A statue of a Jesuit missionary shown preaching to two Native Americans has been removed from a Catholic university in St Louis, Missouri following complaints from faculty and students.
Complaints from the Saint Louis University community about the sculpture said that, because the missionary Pierre-Jean De Smet is on an elevated platform holding a cross above his head, its message is one of white Christian supremacy, reports the Daily Mail.
An op-ed in the university’s student newspaper said last month: “The statue of De Smet depicts a history of colonialism, imperialism, racism and of Christian and white supremacy.”

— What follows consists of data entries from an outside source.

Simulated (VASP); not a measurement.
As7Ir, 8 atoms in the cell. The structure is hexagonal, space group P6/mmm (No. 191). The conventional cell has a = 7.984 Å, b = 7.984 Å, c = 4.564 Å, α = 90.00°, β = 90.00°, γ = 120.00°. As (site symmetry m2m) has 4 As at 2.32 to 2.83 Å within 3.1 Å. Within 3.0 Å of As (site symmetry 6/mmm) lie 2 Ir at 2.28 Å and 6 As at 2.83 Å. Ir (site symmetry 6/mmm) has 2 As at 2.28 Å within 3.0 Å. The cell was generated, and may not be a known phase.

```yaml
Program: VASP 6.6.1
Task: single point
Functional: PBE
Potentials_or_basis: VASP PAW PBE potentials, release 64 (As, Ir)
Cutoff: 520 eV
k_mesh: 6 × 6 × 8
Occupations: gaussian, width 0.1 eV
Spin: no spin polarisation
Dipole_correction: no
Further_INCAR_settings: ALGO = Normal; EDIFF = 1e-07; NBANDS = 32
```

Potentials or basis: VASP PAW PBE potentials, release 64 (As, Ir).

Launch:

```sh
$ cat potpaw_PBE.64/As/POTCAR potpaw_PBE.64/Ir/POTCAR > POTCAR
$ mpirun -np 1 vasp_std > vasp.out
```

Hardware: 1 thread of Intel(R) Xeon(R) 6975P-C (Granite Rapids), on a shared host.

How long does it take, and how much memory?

The author, Ryan McKinley continued: “This statue of De Smet is the clearest message that this university sends regarding American Indians, past and present. This message to American Indians is simple: ‘You do not belong here if you do not submit to our culture and our religion.’”
University spokesman Clayton Berry said, the statue, which was created in the 1800s and titled ‘Where the Rivers Meet’, is being moved from outside a residence hall to the nearby Saint Louis University Museum of Art to join its ‘Collection of the Western Jesuit Missions’.
Not everyone, however, is happy about the move. English professor Steven Casmier said: “I am not one for pulling down statues or effacing the evidence of history – even if that history is one we would like to forget.”
“But it’s good that it’s not entirely effacing the past, and perhaps [the museum is] as good a place as any for it,” he added.
Belgian Jesuit priest Pierre-Jean De Smet took his mission to the United States in the early 1800s where he spread the Christian message to Native American tribes west of the Mississippi.